THEY LIVED IN LEEDS

 

George Holbrook Jackson (1874-1948)
Journalist, writer and publisher

GEORGE HOLBROOK JACKSON (1874-1948)In the autumn of 1900 two young men met by chance in a bookshop in Briggate and found they shared interests and ideas which set them apart from what they saw as the grubby commercialism of Leeds. This accidental meeting led to a creative friendship and partnership which was to have an exciting and challenging impact on the cultural and intellectual life of the city in the early years of the twentieth century.

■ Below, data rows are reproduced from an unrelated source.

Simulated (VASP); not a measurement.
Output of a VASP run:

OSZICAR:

One of the men, George Holbrook Jackson, 26 years old, had just arrived in Leeds from his home town of Liverpool. He had had some earlier clerical jobs while freelancing as a writer, but now he was working as an agent in the lace trade, living in Buckingham Mount, Headingley. A member of the Fabian Society, widely read and open to new ideas, he felt isolated in Leeds, which he saw as an intellectual desert. The young man he met in the bookshop (books were to become his lifelong passion) was a young schoolteacher, Alfred Orage, who had arrived in Leeds a few years before and was teaching in a Board School in one of the city’s slum areas. Alfred Orage was a member of the Independent Labour Party, an active political writer and speaker, a theosophist, and a friend of the charismatic ‘New Life’ philosopher Edward Carpenter. The two men began a conversation which Jackson said ‘continued for the next ten years’ and remained friends all their lives. The outcome of their discussions, reading, and ferment of ideas was the Leeds Arts Club, which they founded together in 1903.    

The Arts Club became one of the most exciting and vibrant centres of radical thought and experimental art outside London. It had premises in town with a library, arranged exhibitions of avant-garde painting, architecture and sculpture, and held regular discussions on literature, music, philosophy and drama (with an active playgoers’ group). Visiting speakers included George Bernard Shaw, G. K. Chesterton, W. B. Yeats, Hilaire Belloc. It attracted the liveliest minds in the town, men and women, and provided a challenge to local conventionality. But successful as it was, by 1906 both Holbrook Jackson and Alfred Orage felt ready for a wider sphere of activity and they left that year for London, though they continued to keep links with the Club and often returned as speakers.

In London, with financial help from George Bernard Shaw, Jackson and Orage bought a struggling Christian Socialist weekly, The New Age, which they transformed into an influential arts journal, with distinguished contributors. But Jackson did not stay long as joint editor - he devoted his time increasingly to writing. In 1907 he published a biography of Shaw, then a book on William Morris, a range of other publications, and in 1914 The Eighteen-Nineties: a Review of Art and Ideas at the Close of the Nineteenth Century which remains the standard work on the period. Meanwhile he took over another literary magazine, and established his own small press. Thus began a long association with printing, publishing and collecting books, about which he wrote extensively – he has an amazing string of publications to his name, mostly concerned with writing, reading, printing, and collecting books, though William Morris, Edward Lear and Shaw continue to figure as subjects. Up to his death in 1948 he did much to encourage a high standard of book production, and was a patron of the Pelican Press, which republished some of his work after his death.

Now his name is all but forgotten, both in Leeds where he helped to inspire a cultural revolution, and everywhere where his books used to be known and read. He was a master of the aphorism, and what has survived of his writing is a number of famous quotations – including ‘Never put off till tomorrow the book you can read today’. What would this bibliophile have thought of the e-reader?